UK government's 'Google Tax' on US tech firms will only tax credibility

Stuart Lauchlan Profile picture for user slauchlan September 29, 2014
Political pledges to clamp down on tech tax avoidance plays well to the headline writers, but the UK government's plans need to be seen in a European context.

The luck of the Double Irish may be about to run out for US tech firms as the UK’s finance minister commits to clamping down on hugely unpopular tax avoidance mechanisms deployed by companies trading in the country.

The Double Irish is one of the (perfectly legal) mechanism by which US firms avoid paying larger amounts of tax in the UK. Basically companies generate revenue in the UK, but collect nearly all of the profits in Ireland.

The Irish government has used low corporate tax rates to stimulate inward investment for decades. Its current rate of 12.5% on company profits makes it one of the lowest in the European Union and this, combined with an English-speaking and skilled workforce, has made Dublin and its environs a magnet for US tech firms setting up on their European adventure.

But the tax advantages go further than that with that headline rate of 12.5% often just a topline theoretical figure. Irish company law and loopholes in US taxation legislation make for very comfortable bed fellows.

Hence, the Double Irish. Let's run through a typical instance in action. You're a US tech company operating in the UK. You trade there and generate sales there, but elect to attribute profits to an Irish subsidiary. You then set up a second Irish subsidiary and manage that  from the British Virgin Islands (BVI), Bermuda or some other tax haven with no corporation tax. Your Irish-based company then makes royalty payments to the second company and claims those payments as tax deductions in Ireland. Et voila - watch that tax bill shrink!

UK anger

It’s all perfectly legal but there has been mounting frustration in the UK about what is popularly percevied as tax evasion rather than legitimate tax avoidance. Facebook for example came under fire when it emerged it paid no corporation tax in the UK last year on declared revenues of £34.6million after it officially made a 2012 loss in the UK.

Facebook is not alone. The Financial Times newspaper this week higlighted seven US tech companies which sold $15 billion of goods and services to UK customers, but only cited £1.7 billion as UK turnover. In addition, those seven firms paid a grand total of £54 million UK corporation tax between them.

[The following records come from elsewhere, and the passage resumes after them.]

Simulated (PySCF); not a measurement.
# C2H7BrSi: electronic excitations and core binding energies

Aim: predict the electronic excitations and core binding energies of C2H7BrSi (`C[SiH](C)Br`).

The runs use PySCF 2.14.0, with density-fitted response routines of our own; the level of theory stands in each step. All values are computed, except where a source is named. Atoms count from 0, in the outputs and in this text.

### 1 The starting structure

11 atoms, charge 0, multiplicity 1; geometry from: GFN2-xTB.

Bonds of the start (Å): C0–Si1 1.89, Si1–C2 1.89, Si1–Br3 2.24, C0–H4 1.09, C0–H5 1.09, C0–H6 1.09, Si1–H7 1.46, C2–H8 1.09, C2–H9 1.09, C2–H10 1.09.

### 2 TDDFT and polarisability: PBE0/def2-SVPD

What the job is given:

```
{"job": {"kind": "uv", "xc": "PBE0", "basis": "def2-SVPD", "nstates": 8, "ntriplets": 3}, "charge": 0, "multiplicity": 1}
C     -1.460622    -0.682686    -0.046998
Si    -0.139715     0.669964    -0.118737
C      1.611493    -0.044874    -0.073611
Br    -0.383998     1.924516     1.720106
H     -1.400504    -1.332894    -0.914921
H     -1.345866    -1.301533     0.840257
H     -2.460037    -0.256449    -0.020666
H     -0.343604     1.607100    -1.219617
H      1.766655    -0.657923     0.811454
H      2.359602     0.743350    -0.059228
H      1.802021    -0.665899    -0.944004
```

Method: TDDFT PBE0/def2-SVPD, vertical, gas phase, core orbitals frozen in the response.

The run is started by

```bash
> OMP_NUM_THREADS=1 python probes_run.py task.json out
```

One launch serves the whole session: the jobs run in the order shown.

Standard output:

This has become a political hot potato in the UK with various executives dragged in front of angry legislators in the House of Commons for a dressing down. Google, for example, was attacked for tax arrangements described as “devious, calculated and ... unethical” while Margaret Hodge, chairman of the Commons Public Accounts Committee, said of Facebook's situation:

This is yet another example of what appears to be deliberate manipulation of accounts of economic activity to deprive the British taxpayer of a rightful tax contribution, according to the profits they make in the UK.

George Osborne

In real terms though, there’s been no real action taken. But with a UK general election looming next May, it’s time for some tough talking by George Osborne, Chancellor of the Exchequer. Yesterday he took to the stage at the Conservative Party’s annual convention to grandstand and declare to the party faithful:

It is this pro-business Conservative Chancellor who says to some of the biggest technology companies in the world this today: you are welcome here in Britain with open arms.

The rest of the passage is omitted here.